Windsor Star

Taking the High Road

With her new album, Kesha makes a welcome return to party-girl form

- A.D. AMOROSI

In this, the moment of proper justice that is #Metoo and #Timesup, it is hard considerin­g Kesha — in her past, the walking embodiment of a cross between a beer bong and a disco ball — without thinking about the headlines, heartache and hassles she went through for the better part of the last decade.

Then again, since 2014, and the start of her suit against producer and label head Lukasz (Dr. Luke) Gottwald for alleged sexual assault, abuse and battery, it’s been hard to hear Kesha, period.

After appealing for freedom from her recording contract, the courts rejected requests to terminate her Kemosabe/sony label deal. Kesha couldn’t sing for her so-called abuser, but she couldn’t leave.

There was no longer joy to being the woman with the $ in her name, or party-balling pride in being the girl who brushed her teeth with Jack Daniels.

She was frozen, as if the all of the fun, frolic and rough dancepop vibes had been yanked out of her.

When she finally did record, on Kemosabe in 2017, Kesha dropped an album, Rainbow, that not only played upon musical themes of freedom — sounds she claimed Dr. Luke would never allow such as husky rock, country and gospel-inspired melodies — but abuse, trauma and its after-effects.

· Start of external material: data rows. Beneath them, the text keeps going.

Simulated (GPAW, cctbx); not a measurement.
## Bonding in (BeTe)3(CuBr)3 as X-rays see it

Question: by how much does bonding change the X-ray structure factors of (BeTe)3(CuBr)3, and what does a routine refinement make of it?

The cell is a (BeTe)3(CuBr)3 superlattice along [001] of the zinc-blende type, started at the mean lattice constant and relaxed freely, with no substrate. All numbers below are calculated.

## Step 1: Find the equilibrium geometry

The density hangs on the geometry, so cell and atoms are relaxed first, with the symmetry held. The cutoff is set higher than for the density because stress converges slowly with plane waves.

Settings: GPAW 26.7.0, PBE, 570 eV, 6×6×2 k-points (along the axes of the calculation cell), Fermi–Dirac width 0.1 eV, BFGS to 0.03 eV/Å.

If Rainbow, then, was the tremulous tone of Kesha in a funky fugue state, her newly released High Road is the sound of reclamatio­n and abandon, of finding her form and shedding old skin, of locating exactly where the party’s at in 2020, then tearing apart the dance floor with a pickaxe and a tough, glam-pop-hop roar.

High Road returns Kesha, confidentl­y, to the mix of sleazy glitter-pop, Edm-tinged bangers and swirling balladry of her first two albums but with the benefit of age, experience, genuine relief and some real polish behind her words and melodies.

Starting with the torrid pop of Tonight and the club-rap catcall to feel everything she’s going through, a gravelly sounding Kesha announces that High Road

will be a trashy, furry and emotional trip she’ll have no reason to slow or stop. If you follow the album it’s as if she’s penned a cranked-up diary she’ll more than likely burn after reading.

All the while, her voice, whether rapping, singing or both at once, crackles with drama, swoons with sensual aplomb, and curls from all the snipes she’s planning.

When she hits upon the trap-rapping pop of My Own Dance, Kesha snidely refers to herself as a “tragedy” on top of being a “party girl,” while allowing herself a que-sera-sera moment with lyrics such as “Woke up this morning feeling myself / Hungover as hell like 2012” and the whack-reflective “I get it, that you been through a lot of s--- / But life’s a b---, so come and shake your t--s.”

Kesha continues her funny frankness on the clomping R&B anthem Honey by recalling a ride-or-die proximity and a shoulder-to-cry-on sweetness with the friend who’s the subject of the song before reminding the subject of her newly found scorn that she’s broken “the girl code ... the golden rule.”

Kesha has been through too much to start being forgiving now.

She continues the confession­al with Father Daughter Dance, where she yearns for the childhood she missed out on by not having a dad around, and closes High Road with a shout-out to her grandmom and the spirit of “gypsy blood” that runs through her family in Chasing Thunder. The latter, a stomping, churchy acoustic number ripe with the thrill of psychic victory, is as if her previous album, Rainbow, was given a shot of adrenalin and the empowermen­t of risk. It’s a mighty moment.